The Short of It: This book will appeal to a certain kind of reader, certainly, because of its carefully crafted tech details, people and atmosphere. I care about two of the three (people and atmosphere), so I liked it. The complaint I hear most often (and agree with) is that the plot moves very slowly.
What I Loved: (1) The setting and descriptions work with other elements to create pitch-perfect tone in this novel of “the new frontier.” It’s beautiful and bleak, a real gem. (2) Molly Gloss slows down each moment so you can understand the psychology of each moment, sensation and act of humanity—grief, adultery, lust, fear, etc.—and you grow to care for these flawed people because you see yourself in them. (3) I also loved the cultural vision and authentic feeling of the Quaker meetings, both the personal and collective experiences of them. They feel very genuine, neither sentimental nor unfeeling. Having attended small religious meetings all my life, I was tickled to recognize the characters in the Quaker meetings: the elder, the blah-blah-er, the gossip, the elderly, etc.
What I Didn’t Love: (1) A few things didn’t ring quite true—such as when a God-fearing person refers to humans as animals. Maybe futuristic Quakers will accept a completely naturalistic explanation of life, in which humans are considered animals; but I doubt that this will ever be a majority opinion among spiritual communities (although I have very little familiarity with Quaker theology). I think the reverence for our humanity, the thing that separates us from animals, is too great for that sort of casual comment. It sounds like agnosticism trying to mask itself as theology.
But those moments are comparatively rare. Gloss got the important thing right, namely that for all the truthful, searing human folly present in every character, there is also a certain peace about the community that rings just as true.
(2) The plot is a bit of a snore, although the tension in the writing still kept me reading. The structure and purpose of the book were better formed than they are in your typical character or plot driven novels. This novel was more “idea-driven,” or, as Orson Scott Card might have put it in his Writing Science Fiction and Fantasy, “milieu-driven.” The wandering plot feels designed to mirror the wandering quality of a Quaker’s movements in the spiritual realm—waiting for the spirit to speak through them to the community at large. Waiting. Listening. Then, perhaps, speaking.

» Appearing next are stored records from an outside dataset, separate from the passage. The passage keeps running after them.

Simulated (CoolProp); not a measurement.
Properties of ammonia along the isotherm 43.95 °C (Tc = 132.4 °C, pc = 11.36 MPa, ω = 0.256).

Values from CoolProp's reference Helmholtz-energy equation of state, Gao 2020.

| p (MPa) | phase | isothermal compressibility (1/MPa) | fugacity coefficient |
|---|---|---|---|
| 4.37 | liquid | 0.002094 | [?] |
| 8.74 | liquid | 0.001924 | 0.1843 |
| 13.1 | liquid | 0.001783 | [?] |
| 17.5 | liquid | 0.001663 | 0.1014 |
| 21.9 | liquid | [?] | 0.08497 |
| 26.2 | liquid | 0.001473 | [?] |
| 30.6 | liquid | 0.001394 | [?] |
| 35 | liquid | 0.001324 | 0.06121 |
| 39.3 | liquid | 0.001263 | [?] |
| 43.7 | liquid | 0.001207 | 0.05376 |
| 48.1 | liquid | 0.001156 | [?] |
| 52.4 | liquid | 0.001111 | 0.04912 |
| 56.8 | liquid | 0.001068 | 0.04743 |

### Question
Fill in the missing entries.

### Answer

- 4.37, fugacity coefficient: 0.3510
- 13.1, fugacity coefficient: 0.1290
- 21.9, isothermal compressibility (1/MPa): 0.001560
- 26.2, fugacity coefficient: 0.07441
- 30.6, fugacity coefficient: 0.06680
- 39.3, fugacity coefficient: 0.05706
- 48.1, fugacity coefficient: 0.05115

Other Comments: There is some very technical jargon about the ship and the theories of survival. I don’t really understand or care about those, but I thought I’d mention them in case they matter to someone else.
Recommendation: For adults who love thoughtful, literary sci-fi and for readers wanting an intro to hard-sci-fi (because the book is rather short).
***3 stars for character, atmosphere and cohesive vision.
Favorite Quote: “When people are feeling the weight of their own lives, they want to see the life other animals are given, and there is something mysterious and revealing about the discarded machinery of birds’ lives. In abandoned flakes of eggshell, emptied seed cases, the hollow stems of cottongrass, in the delicate attenuated backbones of fish and the teeth of desiccated crustaceans, you can sometimes glimpse the bare and intricate structures of God” (239).